Welcome to our new column, Ethical Dilemmas, where we hope to give you clear-cut answers for complicated problems. While “Jude” is keeping her identity a secret for now, we can assure you that with a PhD in Ethics, she’s a pro at examining two sides of a story carefully and weighing each move with a cautious code of morality.
Hey Jude,
I’ve been in a relationship with my partner for almost ten months, and things are really great. I love him and I think he loves me, and honestly I don’t have any complaints about the relationship. I’m really, really happy with him – probably the happiest I’ve ever been with someone. The problem is that I can’t stop thinking about it ending, and that worry is starting to get in the way of our relationship. All I can think about is how devastated I’ll be if I lose him. I don’t know what to do about this. Sometimes I think I should just end it to save myself the bigger sadness later on, but that seems crazy. Thoughts?
[female, 31]
I very much understand where you’re coming from. It can be terrifying to open yourself up to someone with the potential of losing them. It sounds to me like you are incredibly anxious right now, and I have no doubt that that anxiety is affecting both you and your relationship. So addressing your underlying anxiety is one thing, but addressing the question it seems you’re asking is another: should I stay or should I go?
I think you should stay.
Right now you’re letting your anxiety determine your course. You’re making fear-based decisions, and the consequences of those decisions might come to haunt you when you’re in a better mental state. If you were to end the relationship right now, my feeling is that you would be trying to assert control over something that is inherently out of anyone’s control: the timing of when lovers will part.

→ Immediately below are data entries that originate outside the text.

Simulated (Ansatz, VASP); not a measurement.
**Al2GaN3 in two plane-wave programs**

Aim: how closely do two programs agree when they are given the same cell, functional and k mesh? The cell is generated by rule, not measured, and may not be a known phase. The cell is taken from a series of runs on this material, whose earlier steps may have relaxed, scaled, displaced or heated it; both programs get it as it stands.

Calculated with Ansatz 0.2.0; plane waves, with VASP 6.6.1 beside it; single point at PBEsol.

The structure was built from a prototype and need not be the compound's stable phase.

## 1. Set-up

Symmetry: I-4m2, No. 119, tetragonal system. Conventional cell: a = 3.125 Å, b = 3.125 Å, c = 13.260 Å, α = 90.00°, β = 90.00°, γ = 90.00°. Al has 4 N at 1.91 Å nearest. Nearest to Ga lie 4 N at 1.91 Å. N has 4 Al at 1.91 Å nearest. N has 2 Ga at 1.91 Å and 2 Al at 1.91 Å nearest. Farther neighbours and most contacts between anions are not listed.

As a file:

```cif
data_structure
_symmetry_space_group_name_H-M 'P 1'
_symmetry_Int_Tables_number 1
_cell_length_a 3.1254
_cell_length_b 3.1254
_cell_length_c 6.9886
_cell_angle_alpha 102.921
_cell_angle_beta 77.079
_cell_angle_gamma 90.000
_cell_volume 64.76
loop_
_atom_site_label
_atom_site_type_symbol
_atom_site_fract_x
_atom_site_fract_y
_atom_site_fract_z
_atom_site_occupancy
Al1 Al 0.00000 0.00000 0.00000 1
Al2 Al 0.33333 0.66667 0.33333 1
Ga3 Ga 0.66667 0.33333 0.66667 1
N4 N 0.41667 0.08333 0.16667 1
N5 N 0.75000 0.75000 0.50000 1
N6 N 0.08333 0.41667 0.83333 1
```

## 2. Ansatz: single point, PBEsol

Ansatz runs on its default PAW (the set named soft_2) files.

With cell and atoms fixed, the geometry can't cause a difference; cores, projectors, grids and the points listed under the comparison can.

Sure, in some ways you do have control over when a relationship ends—based on your behaviour, how you treat your partner, and how you express yourself. But in a broader sense—in terms of life and death and love and hate—none of us are in charge. And it seems that’s exactly what scares you and causes you anxiety, which is completely understandable.
Big existential worries can be paralyzing. But does it do you any good to say, “I’m not going to eat that piece of cake, because I know that eventually I will finish it and then that will suck, because I’ll want more. So I’m just going to force the inevitable suckiness to happen right now, to save myself from it later…” That’s your current attitude. And with that attitude, you NEVER GET TO EAT CAKE (sad face). If you walk away from this relationship, you’re chasing away the good for fear of the bad; you’re walking away from pleasure for fear of pain. A life without cake is no life at all.
But pain is inevitable. I think anyone who has been through divorce or survived the death of a partner can tell you that, though you think the pain will kill you, in fact life continues on and wounds slowly scar over. I also think you would be hard pressed to find someone who truly wished they had never met the person they lost; who wished they had never felt the pleasure of that person’s company, because the pain they later experienced was too excruciating to justify it.
Let me tell you a story from my own life, because it might give you a better sense of where I’m coming from. Just over two years ago, my husband divorced me. Up until I met him, my longest relationship had been six months, and the end of that six-month relationship coincided with a big move to the States. I took those two big shifts pretty hard. So when I met my now-ex- husband a year after that, I remember thinking to myself, “I can’t let myself date this guy for longer than six months unless it’s for keeps…because if a break-up after six months was that painful, I don’t know how I’d survive a break-up from a longer relationship.” We dated and we married, and after six years, it ended.
He was my best friend, and I’ve never been closer to someone than I was to him. The pain of that loss was exponentially worse than any other loss I had felt previously. I had never really experienced first-hand what the expression “heartache” truly meant. I was literally in pain from the sadness and devastation. I couldn’t breathe or speak, and my brain was paralyzed. My answer to every question was “I don’t know.” It took almost two years to de-zombie, thaw out, and become myself again.
I almost didn’t survive that loss. But since I’m now here writing this to you, you can tell that I am in fact fully alive and no longer a zombie. My gosh, was it a long and tough process…but do I wish I had never met him? Do I wish I never had that relationship or marriage, because the end of it brought such intense suffering? No. I don’t wish that.
Buddhists speak of samsara (transience, impermanence, transitoriness) and the suffering (dukkha) that it produces. For Buddhists, life = impermanence = suffering. That relationship and divorce was dukkha and samsara as they played out in my life. And now I’m in a similar place to you: figuring out whether or not it’s worth it to risk all of that happiness and sadness again with another person. I believe it is, but it takes courage to go for it. I think you have that courage.
As my dad said to me recently, love and loss are two sides of the same coin. No love is permanent, because no being is permanent. But avoiding love and relationships for fear of that impermanence is no way to live your life. First, it won’t take away the potential for suffering. Where there is life, there is suffering (and happiness!). Second, it will definitely take away the potential for meaningful connection—and without that, why bother at all?